The Internet caused me about 3000 calories this weekend. And by "caused," of course I mean "caused me to consume." Here I am, trying to lose weight, working out at the gym just about every day, and what do I do?
Well, I was all by myself Friday night, which was very typical, and I was craving fudge, which was not very typical. Unfortunately, I had, for the first time in my life, all the ingredients for fudge in my pantry. My parents unloaded all the extra Christmas groceries on me. I would love to blame them for over-spending and buying way too many groceries, but the sad fact is that I helped to make the grocery list and I helped to buy the groceries, adding impulse foods to the grocery cart. My parents had offered half the groceries to Brother 2 who politely declined, saying that if he needed anything he'd simply run over to my house and get it.
On about my tenth trip bringing groceries to the car, my father commented that I was blessed to have such a good brother. I only assumed that he was talking about the fact that Brother 2 was generous enough to let me have all the food. To me, my brother's motives were transparent: he didn't want to accept the leftover groceries because he didn't want any of the work required in accepting them (loading and unloading the car, rearranging the entire kitchen to fit in massive amounts of new, fatty foods) and he didn't want any of the accompanying calories. ("Fifteen pounds of mixed nuts? No thanks---send them over to Cicada's.") He also didn't want the responsibility of consuming all the spoilable food before it spoiled, so the family-sized bag of carrot sticks was unloaded on me (and I don't even like carrot sticks!). With it came heads of lettuce, bags of celery, cartons of eggs, bags of sauerkraut (I find that those who like sauerkraut really like it, but those who don't just stay away from it), bags of lunch meats, loaves of bread, two dozen oranges, three grapefruits, and a single $25 truffle.
I was about to expose my brother for the fraud that he was but before contesting my father's statement that I have such a good brother, I remembered that as far as brothers go, you can't ask for anything better than Brother 2 (or any of my other brothers). So I acknowledged the truth of my father's statement and went on packing up the car. An hour later, I tried to remember how good to me Brother 2 is again, as I unloaded the car at my house, all alone. Three hours after that, when all the new food finally found its place in my kitchen cupboards and pantry, I still was trying to focus on how good a brother Brother 2 is to me.

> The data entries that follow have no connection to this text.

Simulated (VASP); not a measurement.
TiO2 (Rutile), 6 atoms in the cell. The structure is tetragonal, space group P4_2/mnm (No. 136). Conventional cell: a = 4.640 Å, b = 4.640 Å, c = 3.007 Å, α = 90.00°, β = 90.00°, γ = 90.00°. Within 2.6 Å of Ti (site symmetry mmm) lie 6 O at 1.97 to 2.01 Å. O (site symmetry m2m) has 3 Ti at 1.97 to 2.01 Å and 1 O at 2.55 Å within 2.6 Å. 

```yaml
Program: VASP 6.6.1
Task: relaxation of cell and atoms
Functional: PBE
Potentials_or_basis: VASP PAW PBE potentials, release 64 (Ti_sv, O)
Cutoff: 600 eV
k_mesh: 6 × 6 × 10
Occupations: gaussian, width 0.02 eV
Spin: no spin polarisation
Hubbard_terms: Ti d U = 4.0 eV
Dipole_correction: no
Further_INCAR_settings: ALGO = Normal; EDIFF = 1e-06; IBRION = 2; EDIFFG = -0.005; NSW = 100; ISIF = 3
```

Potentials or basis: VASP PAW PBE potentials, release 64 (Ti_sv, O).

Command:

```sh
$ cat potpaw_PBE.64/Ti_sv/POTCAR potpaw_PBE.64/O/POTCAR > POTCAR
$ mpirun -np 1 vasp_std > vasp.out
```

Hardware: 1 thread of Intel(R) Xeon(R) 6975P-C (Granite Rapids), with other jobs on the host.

At home, it was my obligation to use the food before it rotted. Of course, things like chocolate chips (several bags), sugar (ten pounds), flour (five pounds), shortening (three pounds), butter (three pounds), pecans (two bags), Jell-O mixes (four boxes), maraschino cherries (one jar), jam (two jars), salad dressings (three bottles), and nuclear-fall-out-sized bags of potato chips (one and a half) didn't need to be attended to immediately. I needed to concentrate on the perishables. So it was that I used the internet to help me find a low-calorie solution for the carrots. I was able to find a recipe that needed exactly three pounds of carrots. I made a carrot-dill soup and now, three days later, our house still smells of dill and my fingers are turning orange.
Celery soup is next. And I'd better eat some sort of meal involving truffles later this week, too.
But going back to the second paragraph of this post, so it was that I was sitting by myself on a Friday night, all alone, and craving fudge. And for the first time in my life, I had all the ingredients for fudge in my house (I wisely do not buy ingredients for fatty foods so that I'm never able to cave to my cravings). Fortunately, this craving only kicked in at about 10:00 on Friday night, and although I had the ingredients for fudge, I didn't have the recipe. I couldn't call my mother because it was midnight on the East Coast. I congratulated myself on being unable to make and therefore eat fudge. Unfortunately, I realized about five minutes later that the recipe is a Kraft recipe and therefore was probably easily findable on the internet.
And so it was that I made the fudge and consumed almost half of it in two days. Now, ever thankful for a fast Sunday, I'm skipping calories this morning and I'm bringing the rest of the fudge to our ward break the fast in two hours. Maybe they'll have some use for mixed nuts?